This is the mail archive of the
gdb@sourceware.org
mailing list for the GDB project.
Re: Multi-threaded dwarf parsing
- From: Simon Marchi <simon dot marchi at polymtl dot ca>
- To: Tom Tromey <tom at tromey dot com>
- Cc: Pedro Alves <palves at redhat dot com>, gdb at sourceware dot org
- Date: Wed, 24 Feb 2016 11:43:03 -0500
- Subject: Re: Multi-threaded dwarf parsing
- Authentication-results: sourceware.org; auth=none
- References: <2c38d5c574de28faa9fc94fe4ed17d45 at simark dot ca> <56CD8EC0 dot 3010304 at redhat dot com> <87lh6a6s8s dot fsf at tromey dot com>
On 2016-02-24 10:30, Tom Tromey wrote:
It's been a while since I thought about that branch.
I think it helps some scenarios, but maybe not as many as you'd like.
In fact, I think it doesn't help the two of the three most typical ways
I debug Firefox. (I realize this may not apply directly to your idea
of
reading each CU independently; this is just the state of that branch.)
1. Run Firefox, then attach.
Here it is pretty normal for the attach to interrupt Firefox
somewhere in libxul.so -- the largest library (so much larger that
it
is the only one that causes a noticeable pause at gdb startup).
But, it seems to me that stopping somewhere in libxul.so should
probably cause its debuginfo to be read.
2. Start gdb, set a breakpoint, then run Firefox.
Here debuginfo for every library must be read in order to set the
breakpoint correctly.
The third scenario, which would be helped, is:
3. Start gdb, run Firefox, and try to reproduce a crash. In this
situation gdb could read the debuginfo in the background and
everything would work nicely.
That said, I think my branch might have helped a tiny bit with scenario
#1, because it prioritized the largest files when reading debuginfo.

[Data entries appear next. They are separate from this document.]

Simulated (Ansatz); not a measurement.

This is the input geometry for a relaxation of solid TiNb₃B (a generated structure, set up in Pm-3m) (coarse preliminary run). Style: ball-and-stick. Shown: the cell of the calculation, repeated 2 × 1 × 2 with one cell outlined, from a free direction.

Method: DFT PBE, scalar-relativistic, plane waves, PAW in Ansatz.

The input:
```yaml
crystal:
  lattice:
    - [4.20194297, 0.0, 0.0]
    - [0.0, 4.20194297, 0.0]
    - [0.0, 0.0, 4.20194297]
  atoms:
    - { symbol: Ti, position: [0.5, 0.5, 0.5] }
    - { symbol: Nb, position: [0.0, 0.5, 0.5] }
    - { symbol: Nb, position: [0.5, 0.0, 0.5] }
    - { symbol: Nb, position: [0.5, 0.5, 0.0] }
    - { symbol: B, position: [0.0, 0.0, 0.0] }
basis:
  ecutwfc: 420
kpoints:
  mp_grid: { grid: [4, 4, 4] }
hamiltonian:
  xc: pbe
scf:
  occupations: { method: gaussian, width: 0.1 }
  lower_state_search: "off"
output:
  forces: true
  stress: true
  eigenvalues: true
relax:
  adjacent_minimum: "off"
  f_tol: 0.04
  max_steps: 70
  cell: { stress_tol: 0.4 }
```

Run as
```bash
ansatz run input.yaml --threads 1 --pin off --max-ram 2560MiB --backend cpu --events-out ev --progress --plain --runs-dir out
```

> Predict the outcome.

So, libxul.so would generally be read a bit earlier than it is now.
Reading each CU independently seems like a good idea to me. I think it
will stumble into various problems inside gdb, but I'd guess they are
all surmountable with enough work.
Indeed, we probably had different, but not incompatible ideas of
"threaded".
Just to make sure I understand correctly: instead of blocking on the
psymtabs
creation at startup (in elf_symfile_read), you offload that to worker
threads
and carry on. If you happen to need the information and it's not ready
yet,
then the main code will have to block until the corresponding task is
complete
(dwarf2_require_psymtabs). However, in each worker thread, each objfile
is
still processed sequentially. So if you are waiting for libxul.so's
debug info
to be ready (such as in #1), it won't be ready any faster. Is that
right?
My view of the parallelism was that when reading an objfile's debug
info, the
main thread would offload chunks of work (a chunk == a CU) to the worker
threads, but wait for all of them to be done before continuing. So it
would
still be blocking on the psymtab creation, but it would block for a
shorter
time (divided by the number of threads/cores, in an ideal world). It's
just
replacing a serial algorithm by a parallel one, but it would be mostly
transparent to the rest of gdb.
I hadn't thought of reading the info in the background, but I like the
fact
that it can get the user to a prompt faster. And I think these two
forms of
parallelism are not mutually exclusive, we could very well read CUs in
parallel,
in the background.
I think this could help with scenario #1. The ideal situation here
would be to read just the CU (or CUs?) covering the stop address; then
lazily read more as needed for types and such.
I suppose it could also help #2 if enough parallelism is there to be
had, though I'm a bit skeptical.
I think that reading CUs in parallel would help pretty much any use case
where
you are waiting for psymtabs to be created, it could reduce that wait
time.
So, in a word, are there any gotchas or good reasons not do take this
path?
Pedro> The obvious gotchas are of course all the globals, and coming up
with
Pedro> fine enough locking granularity that threads actually do run in
parallel.
I think the gotcha situation got worse since I wrote my patch.
Now the DWARF reader can call into the type-printing system, which it
didn't before. It wasn't clear to me that this was safe. ISTR there
was some other change along these lines -- the DWARF reader calling out
to some gdb module that it previously did not -- but I can't remember
what it was any more.
The DWARF reader also has many more modes (debug_types, dwz, dwo/dwp)
than it did back then. So, this will require some careful auditing.
Yes, I'm sure the reality is way more complicated than the image I have
in my head at the moment :).
FWIW my threading patches were written during my time at Red Hat and so
you can use any part of that series without needing any paperwork from
me.
Great, thanks!
Simon